Prospects for 2006 and 2007

GDP growth is projected to consolidate at around 8% in the next 2 years (Figure 2.29.9). The momentum for domestic demand is likely to be maintained through sustained growth in FDI inflows, private remittances, and tourism receipts. FDI inflows will be supported by a 38% increase in FDI commitments to about $6 billion in 2005, and a $300 million investment in a semiconductor assembly plant, the first in the country, announced by Intel Corporation in early 2006. The new investment laws should provide additional incentives for businesses. In addition, the equitization of Vietcombank and MobiFone, if successful, will signal the authorities’ commitment to increasing business efficiency and expanding the private sector.

On the production side, industry and services will continue to drive activity (Figure 2.29.10) with projected growth rates of 10% and 8%, respectively. An increasing share of industrial production comprises higher value-added goods, including computers and other electronic products for export markets. The textile and clothing sector will continue to face strong competition from the People’s Republic of China and other competitors until Viet Nam joins WTO, when it will no longer be subject to quota restrictions on exports to the US (Box 2.29.3). Construction is likely to record strong growth with continuing high levels of investment in industrial, tourism, and real-estate developments as well as in infrastructure. The services sector will get additional stimulus from the Asia-Pacific Economic Cooperation forum summit this November. Agriculture is forecast to expand by 2.7% in the next 2 years, somewhat weaker than in the past 4 years because of softer prices expected for some agricultural commodities.

Exports will probably grow at slightly below the recent rate as world prices for certain commodities, such as rice, dip (Figure 2.29.11). Antidumping tariffs against exports of bicycles, footwear, and wood products by the European Union could hit exports, and clothing exports to the US are likely to remain under pressure. Prices of certain imported inputs, particularly steel and fertilizer, are expected to soften this year, so the growth in total imports will be restrained, as it was in 2005. Coupled with buoyant inflows of private remittances and tourism receipts, this should keep the current account deficit manageable. The balance of payments will likely be bolstered by FDI inflows, leading to further accumulation of official foreign exchange reserves. Continued efforts to contain credit expansion and a forecast easing in international prices of commodities, especially rice and other food items, should help damp inflationary pressures brought on by likely further increases in domestic fuel prices and a probable increase in wages. Inflation is projected to be 5–6% over 2006 and 2007 (Figure 2.29.12).

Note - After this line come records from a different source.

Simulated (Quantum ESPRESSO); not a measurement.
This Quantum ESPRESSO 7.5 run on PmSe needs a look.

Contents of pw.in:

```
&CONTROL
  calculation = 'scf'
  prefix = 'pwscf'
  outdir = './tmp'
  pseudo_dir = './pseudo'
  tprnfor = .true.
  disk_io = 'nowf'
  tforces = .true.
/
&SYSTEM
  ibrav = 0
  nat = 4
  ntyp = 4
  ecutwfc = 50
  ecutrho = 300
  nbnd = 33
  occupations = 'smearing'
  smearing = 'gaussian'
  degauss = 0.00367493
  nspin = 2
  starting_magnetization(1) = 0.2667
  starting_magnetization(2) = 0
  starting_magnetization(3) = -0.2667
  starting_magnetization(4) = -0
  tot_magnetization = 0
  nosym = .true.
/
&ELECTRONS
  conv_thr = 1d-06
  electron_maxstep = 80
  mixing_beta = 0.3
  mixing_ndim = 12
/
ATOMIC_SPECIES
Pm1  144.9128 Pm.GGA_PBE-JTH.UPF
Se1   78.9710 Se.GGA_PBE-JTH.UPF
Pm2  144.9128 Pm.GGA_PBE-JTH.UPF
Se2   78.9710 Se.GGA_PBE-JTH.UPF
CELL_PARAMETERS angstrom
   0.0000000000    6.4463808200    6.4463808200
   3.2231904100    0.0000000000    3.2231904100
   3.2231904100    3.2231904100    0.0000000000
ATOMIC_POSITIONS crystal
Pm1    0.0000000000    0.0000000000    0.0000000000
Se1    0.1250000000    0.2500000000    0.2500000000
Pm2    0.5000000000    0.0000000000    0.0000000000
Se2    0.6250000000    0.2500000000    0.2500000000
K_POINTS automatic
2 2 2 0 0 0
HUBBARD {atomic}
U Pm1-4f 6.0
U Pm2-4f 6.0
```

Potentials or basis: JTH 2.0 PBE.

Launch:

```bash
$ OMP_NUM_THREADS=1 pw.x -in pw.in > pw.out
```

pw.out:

Fiscal policy is expected to remain supportive of economic growth. In the near term, high world oil prices should continue to boost revenues, though receipts from trade taxes will decline when the country implements its AFTA and WTO commitments. Over the medium to longer term, collection of profit, income, and value-added taxes will have to be strengthened to contain the fiscal deficit, but tax collection will likely gain from continued rapid expansion in both the number and size of registered private firms, which will provide a much broader tax base.

The 10th Congress of the Communist Party will be held in the first half of 2006, followed by the induction of a new National Assembly. Party congresses are usually held every 5 years to agree on key policy directions and targets for the following period. A draft of the 5-year socioeconomic development plan to be put to the new National Assembly indicates a continued focus on transition to a market-oriented socialist economy. It includes more specific recognition of the role of the private sector and international economic integration than previous plans.

Medium-term outlook

The socioeconomic development plan for 2006–2010 envisages average annual GDP growth of 7.5–8.0%, with 3.0–3.2% in agriculture, forestry, and fisheries; 10.0–10.2% in industry; and 7.7–8.2% in services. One goal is to bring down poverty, using a new measure based on minimum income, to 15–16% of households by 2010 from 24% in 2004. These targets appear achievable, given the assumptions listed above. Inflation over this period is projected to average about 5% and the current account deficit about 3% of GDP.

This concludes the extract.